Sunday, June 28, 2020

Photo by B.C.
NHK World, a PBS counterpart network based in Japan (community-supported and focusing on arts and science), had an interesting documentary feature last night, "Film Farming," about soil-less growing of fruit vegetables using plastic sheets made of hydrocarbons, rows and rows of them in a greenhouse acting as growing beds. The inventor's ecological goal is to stem the tide of the rapid depletion of arable land on earth -  because there's not much left of it -  and vis-a-vis saving the planet's fresh water systems - ditto - as hydrocarbons are otherwise stable molecules that sustain the plant at the cellular level from seed to maturity, and is also an organic element the borrows earth's sweetness in a micro-drop, thereby producing the real cherry in the tomato. 

Matisse, the French painter, loved sky blues and shapely figures and orange drops. At The Met Museum in New York there was a painting of his of a fishbowl on a kitchen table that playfully visualized these signature strokes and colors in the modernist style. The photos in this blog function as the cinematography of food, and they are mutually exclusive to its intended theme, metaphor, and inspiration. (Look at the pictures again through the lens/window of the title.) Cooking results from this inspiration, whether for writing or eating. Thoreau said to "suck out the marrow of life" so I draw from the nectar of my experiences inside out with words. 

My friend took a picture of my food and it reminded me of Matisse. I just picked the basil, nasturtium flower, and cherry tomatoes from my porch, washed them  and dried on paper towel, and they reminded me of film farming. Eating is real as science and art. I just told my roommate he can have the extra corn-on-the-cob (husks on) in the fridge and heat it up with its saved juice in a separate container. Steaming now, I can smell how concentrated its sweetness is, and I recommend he spread almond butter on it and suck out its marrow through the teeth. Pablo Neruda said in a poem that "my mouth had no way with words, my eyes were blind, but something started in my soul." Eating, hands down, is as good as it gets. 



"WARMTH OF OTHER SUNS"

Sunday, June 21, 2020

Fruits; plus Brown Bread and Oregano-Tomato Cured Rice.

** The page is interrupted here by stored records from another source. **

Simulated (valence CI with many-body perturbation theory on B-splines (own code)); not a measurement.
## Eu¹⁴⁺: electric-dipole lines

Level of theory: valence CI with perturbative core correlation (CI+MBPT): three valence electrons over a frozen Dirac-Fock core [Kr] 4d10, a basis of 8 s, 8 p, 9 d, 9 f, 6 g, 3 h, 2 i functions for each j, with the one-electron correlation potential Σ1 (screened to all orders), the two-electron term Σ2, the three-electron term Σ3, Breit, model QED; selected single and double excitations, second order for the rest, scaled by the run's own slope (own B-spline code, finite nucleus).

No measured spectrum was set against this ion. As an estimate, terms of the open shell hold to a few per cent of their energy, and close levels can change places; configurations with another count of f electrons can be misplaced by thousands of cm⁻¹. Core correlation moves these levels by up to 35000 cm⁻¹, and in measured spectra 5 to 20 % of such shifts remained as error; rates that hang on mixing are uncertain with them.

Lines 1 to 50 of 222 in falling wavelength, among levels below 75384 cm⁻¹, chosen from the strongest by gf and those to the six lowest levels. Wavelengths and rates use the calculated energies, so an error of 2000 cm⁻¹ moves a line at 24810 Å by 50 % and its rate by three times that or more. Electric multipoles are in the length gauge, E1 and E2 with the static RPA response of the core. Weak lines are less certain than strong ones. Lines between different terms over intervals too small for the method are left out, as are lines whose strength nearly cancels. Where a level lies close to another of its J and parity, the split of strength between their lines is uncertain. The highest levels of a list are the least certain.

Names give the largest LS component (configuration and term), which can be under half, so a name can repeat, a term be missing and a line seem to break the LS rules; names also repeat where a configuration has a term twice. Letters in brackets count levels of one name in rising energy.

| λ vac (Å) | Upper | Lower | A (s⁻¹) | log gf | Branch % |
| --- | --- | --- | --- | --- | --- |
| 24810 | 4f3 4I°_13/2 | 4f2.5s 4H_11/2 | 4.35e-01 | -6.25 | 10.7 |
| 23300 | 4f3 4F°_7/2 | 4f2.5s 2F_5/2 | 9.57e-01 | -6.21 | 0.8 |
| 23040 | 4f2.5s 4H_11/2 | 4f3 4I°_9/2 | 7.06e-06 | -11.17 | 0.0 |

This blog is about the review of food through the lens of poetry and books. In the preparing and eating, this blog is the criticism of sources and tastes. But in the gathering and giving, significantly this blog is the denouement metamorphosis of nature to cuisine, and conversation. And listening.


The podcast on the radio today, On Being with Krista Tippett, was an interview of Isabel Wilkerson, historian and acclaimed non-fiction author whose literary style comes from the poetic tradition. Her book of the same “title” (extracted from the works of the poet and civil rights writer Richard Wright) is about empathy: “to be inside someone’s life… and this is to be differentiated from pity, who looks down and feels sorry; and not sympathy, who looks from a distance but detached.” Empathy is to inhabit pain, and to be that pain. It’s not understanding, it’s knowing. But it is more than the capacity to know: as more the capacity to love your neighbor.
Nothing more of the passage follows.